## Loading Packages

In [None]:
import os
import sys
import glob

## Clip path to all helper functions¶

In [None]:
function_path = os.path.expanduser("~/geoscience/albedo_downscaling/functions")
sys.path.append(function_path)
# import all the helper functions.
from plot_fxns import *
from albedo_unet1_fxns import *
from data_preprocessing import *

plt.style.use("~/geoscience/carbon_estimation/MNRAS.mplstyle")
%matplotlib inline

## Write all 500m GOES data to a raster

In [None]:
invalid_dates = []
invalid_dates = convert_dates(INVALID_DATES_PATH)
for date in INVALID_GOES_DATES:
    if date not in invalid_dates:
        invalid_dates.append(date)
additional_invalid_dates = [datetime(2021, 9, 18), datetime(2021, 12, 11), datetime(2021, 12, 20), datetime(2022, 3, 5), datetime(2022, 3, 18), datetime(2022, 4, 8),
                           datetime(2022, 5, 2), datetime(2022, 5, 19), datetime(2022, 5, 24), datetime(2022, 9, 13), datetime(2022, 11, 16), datetime(2022, 11, 17), datetime(2022, 12, 16),
                           datetime(2022, 12, 18), datetime(2022, 12, 19), datetime(2023, 6, 1)]
invalid_dates += additional_invalid_dates

# Test period 1
start_date = datetime(2023, 1, 1)
end_date = datetime(2023, 6, 15)

# # Test period 2
# start_date = datetime(2021, 9, 1)
# end_date = datetime(2023, 6, 15)
write_goes_to_raster(GOES_500m_masked_data_path, GOES_500m_masked_output_dir, invalid_dates, start_date, end_date)

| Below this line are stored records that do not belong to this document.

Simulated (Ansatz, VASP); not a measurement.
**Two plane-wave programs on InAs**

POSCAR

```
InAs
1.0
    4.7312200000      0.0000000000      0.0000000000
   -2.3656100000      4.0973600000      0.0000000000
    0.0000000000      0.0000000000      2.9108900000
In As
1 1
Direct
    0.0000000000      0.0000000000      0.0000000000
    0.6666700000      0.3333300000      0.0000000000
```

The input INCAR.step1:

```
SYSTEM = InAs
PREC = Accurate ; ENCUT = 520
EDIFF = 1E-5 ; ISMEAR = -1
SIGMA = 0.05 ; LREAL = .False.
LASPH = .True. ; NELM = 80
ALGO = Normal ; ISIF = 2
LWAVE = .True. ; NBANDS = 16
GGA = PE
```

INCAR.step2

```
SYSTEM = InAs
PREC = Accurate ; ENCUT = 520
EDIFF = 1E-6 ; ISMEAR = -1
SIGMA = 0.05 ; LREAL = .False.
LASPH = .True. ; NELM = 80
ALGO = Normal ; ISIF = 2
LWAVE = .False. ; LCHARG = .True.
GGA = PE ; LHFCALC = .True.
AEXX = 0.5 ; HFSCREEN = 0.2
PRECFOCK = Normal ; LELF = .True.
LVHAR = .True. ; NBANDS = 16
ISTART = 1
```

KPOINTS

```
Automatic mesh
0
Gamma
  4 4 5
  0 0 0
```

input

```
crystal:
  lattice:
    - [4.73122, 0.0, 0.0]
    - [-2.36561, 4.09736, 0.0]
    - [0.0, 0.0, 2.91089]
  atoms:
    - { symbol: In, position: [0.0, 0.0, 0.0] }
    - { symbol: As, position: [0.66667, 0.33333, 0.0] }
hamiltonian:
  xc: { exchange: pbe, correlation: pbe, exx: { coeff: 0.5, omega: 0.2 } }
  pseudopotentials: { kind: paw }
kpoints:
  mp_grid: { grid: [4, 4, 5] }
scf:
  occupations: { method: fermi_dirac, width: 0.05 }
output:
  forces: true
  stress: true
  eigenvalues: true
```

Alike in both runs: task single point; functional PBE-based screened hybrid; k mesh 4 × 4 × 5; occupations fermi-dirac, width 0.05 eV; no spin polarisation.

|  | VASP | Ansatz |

## Write MODIS 500m interpolated data that is used as ground truth in the U-Net

In [None]:
modis_files = list(Path(MODIS_bsa_dir).iterdir())
os.makedirs(MODIS_interpolated_data_dir, exist_ok=True)

for mfile in modis_files:
    if mfile.is_file():
        modis_rxr = rxr.open_rasterio(mfile, masked=True)
        interpolated_values = fill_inputs_interpolate(modis_rxr) #interpolate_nan(modis_rxr)
        modis_rxr.values = interpolated_values
        output_file_name = os.path.join(MODIS_interpolated_data_dir, f"{mfile.name}")
        modis_rxr.rio.to_raster(output_file_name)
        # print(f"Wrote to {output_file_name}")
print(f"Execution complete!!!")

## Calculate $R^2$ Scores for 500m GOES and 500m MODIS for Results 

In [None]:
GOES_500m_raster_dir
MODIS_interpolated_data_dir

In [None]:
modis_files = list(Path(MODIS_interpolated_data_dir).iterdir())
# goes_500m_files = list(Path(GOES_500m_raster_dir).iterdir())
goes_500m_masked_files = list(Path(GOES_500m_masked_output_dir).iterdir())

modis_non_interpolated_files = list(Path(MODIS_bsa_dir).iterdir())

In [None]:
tif = modis_non_interpolated_files[10]
with rio.open(tif) as ds:
    arr = ds.read(1, masked=True)  # nodata -> mask
    extent = plotting_extent(ds)

plt.figure(figsize=(8,6))
im = plt.imshow(arr, extent=extent, origin="upper")
plt.tick_params(axis='x', rotation=45)
plt.title("Sentinel-2 Shortwave Albedo (keep-all)")
plt.xlabel(ds.crs.to_string()); plt.ylabel("y (map units)")
cbar = plt.colorbar(im, fraction=0.046, pad=0.04)
cbar.set_label("Albedo (0–1)")
plt.tight_layout(); plt.show()

In [None]:
goes_500m_masked_files2 = [p for p in goes_500m_masked_files if "2023" in p.name]
modis_non_interpolated_files2 = [p for p in modis_non_interpolated_files if "2023" in p.name]
modis_files2 = [p for p in modis_files if "2023" in p.name]
_ = calculate_r2_scores(goes_500m_masked_files2, modis_non_interpolated_files2)
# calculate_r2_scores(goes_500m_masked_files, modis_non_interpolated_files)#, modis_files)

In [None]:
# goes_500m_masked_files
# modis_non_interpolated_files
# modis_files

## Visualize RMSE of U-Net

In [None]:
_ = calculate_RMSE_scores(goes_500m_masked_files2, modis_non_interpolated_files2)

In [None]:
# _ = plot_pixels_per_date(goes_500m_masked_files2, modis_non_interpolated_files2)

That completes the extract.